Kirill Karabits, the BSO and the mighty heart of the Austrian-German musical tradition. What a great team! These inspiring performances delighted a packed Concert Hall at the Poole Lighthouse on Wednesday, and were no doubt much enjoyed on Radio 3 and BBC Sounds.

Joining the orchestra, multi-award-winning American pianist Jeremy Denk performed a notably classy Mendelssohn Piano Concerto No 1. His performance was full of bounce and vigour, but also substance which came from the beauty of the playing. In place of the work advertised to follow, Mr Denk and the orchestra reprised the last movement – even faster if possible than the first time round. This was quite a ride.

Prefacing the Mendelssohn was Symphony 102 by Haydn. This music clicked with Beethoven’s First Symphony, heard here a couple of weeks ago. Mr Karabits has a way of judging repertoire of this period perfectly. It sparkled but was not pushed over the edge into pure display.

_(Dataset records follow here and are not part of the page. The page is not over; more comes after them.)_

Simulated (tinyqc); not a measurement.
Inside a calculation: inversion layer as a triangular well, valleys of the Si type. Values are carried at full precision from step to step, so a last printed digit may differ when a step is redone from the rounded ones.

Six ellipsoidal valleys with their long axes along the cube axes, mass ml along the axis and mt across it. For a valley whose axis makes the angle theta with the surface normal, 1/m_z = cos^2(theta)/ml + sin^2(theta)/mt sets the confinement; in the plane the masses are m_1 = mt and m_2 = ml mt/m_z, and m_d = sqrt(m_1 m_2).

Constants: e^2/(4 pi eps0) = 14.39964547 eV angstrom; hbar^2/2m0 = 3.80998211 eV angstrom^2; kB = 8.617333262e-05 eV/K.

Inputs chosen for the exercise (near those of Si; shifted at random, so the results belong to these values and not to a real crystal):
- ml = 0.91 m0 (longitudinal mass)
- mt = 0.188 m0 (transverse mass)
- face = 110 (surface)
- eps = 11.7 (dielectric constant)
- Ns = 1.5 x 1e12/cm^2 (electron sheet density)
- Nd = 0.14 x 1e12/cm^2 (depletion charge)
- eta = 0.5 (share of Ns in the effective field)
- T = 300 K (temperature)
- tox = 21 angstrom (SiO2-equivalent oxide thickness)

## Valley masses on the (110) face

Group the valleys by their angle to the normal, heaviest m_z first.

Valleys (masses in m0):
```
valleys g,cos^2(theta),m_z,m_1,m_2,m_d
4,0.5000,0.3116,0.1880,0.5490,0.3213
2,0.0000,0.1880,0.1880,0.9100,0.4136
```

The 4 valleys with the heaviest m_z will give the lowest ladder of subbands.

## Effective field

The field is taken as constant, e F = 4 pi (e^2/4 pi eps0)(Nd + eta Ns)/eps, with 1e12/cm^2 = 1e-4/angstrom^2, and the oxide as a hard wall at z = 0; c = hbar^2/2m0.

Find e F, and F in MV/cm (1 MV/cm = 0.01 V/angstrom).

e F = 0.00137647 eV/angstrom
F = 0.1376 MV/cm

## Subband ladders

Concluding a memorable evening, Schubert’s Symphony No 5 came over with the intimacy of chamber music. The musicianship of these players, their experience as a team playing together every week, and their evident rapport with the Chief Conductor produced a marvellously integrated and harmonious sound. The audience seemed drawn deeply into this score, delighted by its delicate and sophisticated realisation.

Poole audiences are familiar with the BSO’s assurance in the giants of the later repertoire – we look forward eagerly to Elektra in a month’s time – but here music on a smaller scale emphasised just how adroit this orchestra is.